Skip to content
New issue

Have a question about this project? Sign up for a free GitHub account to open an issue and contact its maintainers and the community.

By clicking “Sign up for GitHub”, you agree to our terms of service and privacy statement. We’ll occasionally send you account related emails.

Already on GitHub? Sign in to your account

Maintain tag attribute quote characters #720

Closed
desandro opened this issue Jun 16, 2015 · 14 comments
Closed

Maintain tag attribute quote characters #720

desandro opened this issue Jun 16, 2015 · 14 comments

Comments

@desandro
Copy link

Cheerio changes attributes with single quotes into double quotes.

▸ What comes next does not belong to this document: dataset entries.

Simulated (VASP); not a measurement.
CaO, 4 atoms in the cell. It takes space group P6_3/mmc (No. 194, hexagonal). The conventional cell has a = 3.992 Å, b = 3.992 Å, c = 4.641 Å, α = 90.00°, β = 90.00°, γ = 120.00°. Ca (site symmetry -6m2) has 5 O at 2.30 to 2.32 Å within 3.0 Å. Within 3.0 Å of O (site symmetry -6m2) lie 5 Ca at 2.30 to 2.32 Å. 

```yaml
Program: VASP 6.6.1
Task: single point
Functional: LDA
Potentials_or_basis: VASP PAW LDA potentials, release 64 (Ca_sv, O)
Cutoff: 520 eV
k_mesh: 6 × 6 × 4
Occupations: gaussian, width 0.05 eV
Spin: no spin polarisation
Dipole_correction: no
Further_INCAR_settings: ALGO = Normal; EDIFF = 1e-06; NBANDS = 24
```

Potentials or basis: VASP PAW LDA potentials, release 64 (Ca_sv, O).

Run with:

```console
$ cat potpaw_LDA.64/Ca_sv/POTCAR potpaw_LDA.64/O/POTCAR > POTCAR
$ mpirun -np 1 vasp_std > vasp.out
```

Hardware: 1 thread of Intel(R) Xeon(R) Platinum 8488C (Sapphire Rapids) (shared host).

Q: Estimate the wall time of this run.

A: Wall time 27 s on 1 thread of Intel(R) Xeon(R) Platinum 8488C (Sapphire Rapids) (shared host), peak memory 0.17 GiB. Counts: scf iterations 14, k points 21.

var cheerio = require('cheerio');
// uses 'single quotes'
var $ = cheerio.load('<div attr=\'value\'></div>')
$.html();
// => <div attr="value"></div>
// has "double quotes"

This is useful for me, as I use JSON in HTML attributes for widget settings.

<div data-settings='{ "option": true }'></div>

Which is encoded with HTML entities (possibly breaking JSON) as

<div data-options="{ &quot;option&quot;: true }"></div>

Setting decodeEntities: false is encoded and breaks HTML

<div data-options="{ "option": true }"></div>

Ideally, cheerio would preserve which quote character is used. I understand this is an edge case, so I'm reporting it in case others run into it. Similar to #460

@fb55
Copy link
Member

fb55 commented Jun 16, 2015

This definitely won't break JSON within browsers. IMHO this won't be fixed.

@OverFlow636
Copy link

@fb55 is there any chance of this being fixed?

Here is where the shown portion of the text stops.